The Pinnacle – Part 2

Below you will find further responses to the question “What would you consider the pinnacle of the comics medium?” as answered by a few of my favourite bloggers. Please see yesterday’s post for further explanation.

Johnny Bacardi

I liked Watchmen the comic quite a lot, but I’m not even sure if I’d consider it Moore’s best, let alone a pinnacle of anything! It certainly has been influential, though, for good or ill.

If I had to name something which would serve as a better example, I’d probably say Eisner’s Spirit stories from the late 40’s, with their cinematic techniques and good storytelling, just for me personally. I’d also perhaps mention Chaykin’s American: Flagg, or some of the great stories that came from EC via Kurtzman, Elder, and others.

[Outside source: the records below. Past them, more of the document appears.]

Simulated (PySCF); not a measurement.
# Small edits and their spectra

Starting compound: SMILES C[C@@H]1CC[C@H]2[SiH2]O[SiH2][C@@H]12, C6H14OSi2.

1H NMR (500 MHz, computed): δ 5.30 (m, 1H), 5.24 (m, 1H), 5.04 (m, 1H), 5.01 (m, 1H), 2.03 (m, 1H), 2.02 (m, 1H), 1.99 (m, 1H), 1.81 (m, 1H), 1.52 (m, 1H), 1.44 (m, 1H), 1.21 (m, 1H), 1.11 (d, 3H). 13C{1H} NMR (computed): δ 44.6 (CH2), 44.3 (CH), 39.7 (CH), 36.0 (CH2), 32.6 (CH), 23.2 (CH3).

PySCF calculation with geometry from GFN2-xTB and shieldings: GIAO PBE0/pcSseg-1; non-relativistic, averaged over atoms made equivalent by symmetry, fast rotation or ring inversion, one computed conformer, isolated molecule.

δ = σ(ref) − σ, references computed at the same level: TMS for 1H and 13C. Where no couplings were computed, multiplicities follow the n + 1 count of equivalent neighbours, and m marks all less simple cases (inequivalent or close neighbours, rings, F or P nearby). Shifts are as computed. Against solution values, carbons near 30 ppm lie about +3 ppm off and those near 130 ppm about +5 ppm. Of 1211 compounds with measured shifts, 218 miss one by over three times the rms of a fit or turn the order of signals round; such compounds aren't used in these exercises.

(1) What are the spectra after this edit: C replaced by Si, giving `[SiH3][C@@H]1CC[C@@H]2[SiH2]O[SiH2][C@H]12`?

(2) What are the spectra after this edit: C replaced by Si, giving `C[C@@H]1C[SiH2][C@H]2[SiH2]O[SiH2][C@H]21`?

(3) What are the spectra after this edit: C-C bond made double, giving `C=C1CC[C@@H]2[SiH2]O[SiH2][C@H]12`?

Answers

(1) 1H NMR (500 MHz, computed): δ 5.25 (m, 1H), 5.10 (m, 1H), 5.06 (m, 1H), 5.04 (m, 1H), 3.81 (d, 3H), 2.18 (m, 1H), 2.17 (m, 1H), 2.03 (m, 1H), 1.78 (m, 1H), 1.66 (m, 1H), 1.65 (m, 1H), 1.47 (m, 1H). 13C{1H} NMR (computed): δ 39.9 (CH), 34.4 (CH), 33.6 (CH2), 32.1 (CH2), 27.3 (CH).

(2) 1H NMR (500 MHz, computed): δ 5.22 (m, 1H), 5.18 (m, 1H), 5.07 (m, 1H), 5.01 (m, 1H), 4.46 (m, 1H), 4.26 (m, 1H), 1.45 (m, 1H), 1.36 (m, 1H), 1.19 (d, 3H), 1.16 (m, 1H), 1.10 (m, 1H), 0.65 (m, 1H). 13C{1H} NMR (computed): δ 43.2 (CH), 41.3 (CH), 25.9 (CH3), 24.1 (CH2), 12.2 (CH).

As always, I’ll probably think of something better just as soon as I send this!

Steven – I Was Ben

I suppose it was inevitable that after asking such a tough question I would be coerced by numerous respondents into facing the horror myself. Fair’s fair.

When I asked the question, I left the parameters intentionally broad. I didn’t care whether the participant chose a 50-year run on a newspaper strip or one panel from a mini-comic, and I also hoped that the responses would inadvertently point to what people find most important in the work they read. Using myself as an example, the older I get the more I’m drawn to work in all forms of art that make their point in the simplest, most direct way possible, where before clever construction or a decent high concept would be enough to turn my head.

Like most everyone else who answered my question, I had a number of candidates that could be number one given how I feel on any given day, from Bill Mauldin’s Willie and Joe to Jules Feiffer’s Sick, Sick, Sick, but I have to go with my gut and choose Peanuts by Charles Schulz. Attempting to explain the voodoo that Schulz uses on me is beyond my meagre capabilities. Suffice it to say that if my life as an amateur cartoonist and professional animator can be considered an education in visual literacy, Peanuts would be the grammar lessons, those baseline rules that all others depend upon.

Brian – Comics Should Be Good

Geez, Steven, I’d love to help, but I honestly do not know if I can think of one comic that I would choose as the pinnacle of the medium, except to note that I would likely agree that whatever the pinnacle is, it is not Watchmen (while noting that Watchmen is, of course, really, really good).

But that’s not a fun answer, now is it? How about I try to think of a work that I think is better than Watchmen? That sort of satisfies the “showing the variety of great works out there” aspect of the question, right?

Of course, I might not be showing very much variety, because the work that instantly comes to mind when I think of a comic work better than Watchmen is the similarly hyped Maus. In Maus, I feel art Spiegelman tells a more powerful story than the one that Moore tells in the Watchmen, and not only is it more powerful, but I think it is more universal of a story, as well, which is an impressive combination.

The visceral connection that Spiegelman gets across in his re-telling of his father’s World War II experiences is stunning, especially as the work goes on and the reader sees the story become more and more about the telling of the story from father to son than simply the story itself (as fascinating as that story may be). Once you get to the second part of Maus and add in Spiegelman’s additional feelings about how the first part of Maus has been received so far, and suddenly you have a work that is about a man reacting to other people’s reading of his story about how he and his father to his father telling him the story about his father’s life during the war. How strikingly multi-layered can you get?

Add in some evocative artwork (which maintains humanity while drawing people as anthropomorphic animals), and you have one of the greatest works in comic book history, and well deserving of the special Pulitzer Prize created to recognize its quality in 1992.

Steve again. Thanks to today’s respondents, Johnny and Brian, for pitching in with such astute responses. If you could, please consider checking out their respective blogs. I guarantee you won’t be disappointed. If you’d like to add your own choice for the absolute best comics work ever, please let us know in the comments below. Thanks!

Illustration from Maus; A Survivor’s Tale by Art Spiegelman

2 Responses to “The Pinnacle – Part 2”

  1. Nikki Says:

    Fun post(s), Steven! When I meet people that aren’t familiar with comics/graphic novels or that kind of look down their noses at the genre, I always recommend a reading of Maus and/or Bone. Both take what appears to be children’s stories (mice! cute non-specific animal people!) and turn it around to become mesmerizing ride into the personal.

  2. Steven Says:

    Thanks, Nikki! All credit to the kind bloggers who answered the call.

    I think there is a distinction between accessible work and the best of comics, though I can appreciate that they often overlap.